To maintain Lexington's status as a REIT for federal income tax purposes, Lexington is generally required to distribute to its 
shareholders at least 90% of its taxable income for that calendar year. Lexington's taxable income is determined without regard to 
any deduction for dividends paid and by excluding net capital gains. To the extent that Lexington satisfies the distribution requirement 
but distributes less than 100% of its taxable income, Lexington will be subject to federal corporate income tax on its undistributed 
income. In addition, Lexington will incur a 4% nondeductible excise tax on the amount, if any, by which its distributions in any year 
are less than the sum of (i) 85% of its ordinary income for that year, (ii) 95% of its capital gain net income for that year and (iii) 
100% of its undistributed taxable income from prior years. We intend for Lexington to continue to make distributions to its shareholders 
to comply with the distribution requirements of the Code and to reduce exposure to federal income and nondeductible excise taxes. 
Differences in timing between the receipt of income and the payment of expenses in determining its taxable income and the effect 
of required debt amortization payments could require Lexington to borrow funds on a short-term basis in order to meet the distribution 
requirements that are necessary to achieve the tax benefits associated with qualifying as a REIT.

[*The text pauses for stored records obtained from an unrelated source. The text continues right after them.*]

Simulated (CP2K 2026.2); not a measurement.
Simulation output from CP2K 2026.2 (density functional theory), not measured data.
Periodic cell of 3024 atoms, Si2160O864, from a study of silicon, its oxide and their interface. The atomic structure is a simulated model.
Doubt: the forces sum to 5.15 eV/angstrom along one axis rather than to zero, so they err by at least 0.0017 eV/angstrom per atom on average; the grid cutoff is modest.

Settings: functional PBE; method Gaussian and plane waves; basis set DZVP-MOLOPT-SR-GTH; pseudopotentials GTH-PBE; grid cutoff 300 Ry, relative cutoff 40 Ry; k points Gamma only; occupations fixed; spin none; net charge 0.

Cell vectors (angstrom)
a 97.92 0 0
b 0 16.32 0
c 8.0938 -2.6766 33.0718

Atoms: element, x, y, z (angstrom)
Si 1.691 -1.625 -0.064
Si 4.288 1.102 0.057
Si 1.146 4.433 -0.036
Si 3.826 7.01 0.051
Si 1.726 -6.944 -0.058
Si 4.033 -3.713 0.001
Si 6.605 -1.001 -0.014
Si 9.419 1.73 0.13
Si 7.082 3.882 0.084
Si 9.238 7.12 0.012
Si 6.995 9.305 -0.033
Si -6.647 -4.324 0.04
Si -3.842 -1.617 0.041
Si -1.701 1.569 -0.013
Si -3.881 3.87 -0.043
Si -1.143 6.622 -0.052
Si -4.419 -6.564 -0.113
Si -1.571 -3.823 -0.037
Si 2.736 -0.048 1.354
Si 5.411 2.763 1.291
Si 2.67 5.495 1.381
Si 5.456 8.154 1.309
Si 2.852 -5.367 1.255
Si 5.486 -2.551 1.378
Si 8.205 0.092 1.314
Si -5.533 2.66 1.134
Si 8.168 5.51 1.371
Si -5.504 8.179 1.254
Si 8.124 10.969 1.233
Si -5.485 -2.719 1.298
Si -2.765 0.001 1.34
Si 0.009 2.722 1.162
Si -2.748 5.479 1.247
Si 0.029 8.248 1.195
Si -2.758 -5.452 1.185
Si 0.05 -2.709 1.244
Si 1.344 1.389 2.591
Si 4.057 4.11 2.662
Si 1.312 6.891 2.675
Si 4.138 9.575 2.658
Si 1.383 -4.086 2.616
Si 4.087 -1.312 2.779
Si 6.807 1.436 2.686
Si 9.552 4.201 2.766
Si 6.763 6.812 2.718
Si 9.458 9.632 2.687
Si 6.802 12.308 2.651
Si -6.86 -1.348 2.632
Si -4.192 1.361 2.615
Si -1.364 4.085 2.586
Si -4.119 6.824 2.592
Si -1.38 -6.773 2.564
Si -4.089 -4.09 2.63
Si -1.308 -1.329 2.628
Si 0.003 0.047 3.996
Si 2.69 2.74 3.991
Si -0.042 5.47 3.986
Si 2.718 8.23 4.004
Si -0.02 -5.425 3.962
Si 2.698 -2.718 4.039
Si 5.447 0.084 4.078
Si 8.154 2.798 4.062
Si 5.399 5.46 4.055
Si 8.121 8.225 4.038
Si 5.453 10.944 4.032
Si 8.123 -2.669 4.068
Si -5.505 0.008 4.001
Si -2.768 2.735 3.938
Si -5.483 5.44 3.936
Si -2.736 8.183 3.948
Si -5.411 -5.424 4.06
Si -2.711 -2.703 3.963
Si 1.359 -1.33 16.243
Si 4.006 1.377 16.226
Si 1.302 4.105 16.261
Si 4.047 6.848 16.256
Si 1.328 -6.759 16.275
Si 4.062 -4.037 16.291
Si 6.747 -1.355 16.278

Legislative or regulatory tax changes could have an adverse effect on us.

At any time, the federal income tax laws governing REITs or the administrative interpretations of those laws may be amended. 
Any of those new laws or interpretations may take effect retroactively and could adversely affect us or you as a debt and/or equity 
security holder. REIT dividends generally are not eligible for the reduced rates currently applicable to certain corporate dividends 
(unless attributable to dividends from taxable REIT subsidiaries and otherwise eligible for such rates). As a result, investment in 
non-REIT corporations may be relatively more attractive than investment in REITs. This could adversely affect the market price of 
our shares.

Tax legislation signed into law on December 22, 2017, makes numerous changes to the tax rules that do not affect the REIT 
qualification rules directly, but may otherwise affect us or our shareholders. For example, the top federal income tax rate for individuals 
was reduced to 37%, there is a new deduction available for certain Qualified Business Income that reduces the top effective tax rate 
applicable to ordinary dividends from REITs to 29.6% (through a 20% deduction for ordinary REIT dividends received) and various 
deductions are eliminated or limited. Most of the changes applicable to individuals are temporary. There are only minor changes to 
the REIT rules (other than the 20% deduction applicable to individuals for ordinary REIT dividends received). To date, the Internal 
Revenue Service has issued only limited guidance on the changes made by the new legislation. It is unclear at this time whether 
Congress will address these issues or when the Internal Revenue Service will issue additional administrative guidance on the changes 
made by the 2017 legislation.

Risks Related to Our Shares

We may change the dividend policy for our common shares in the future.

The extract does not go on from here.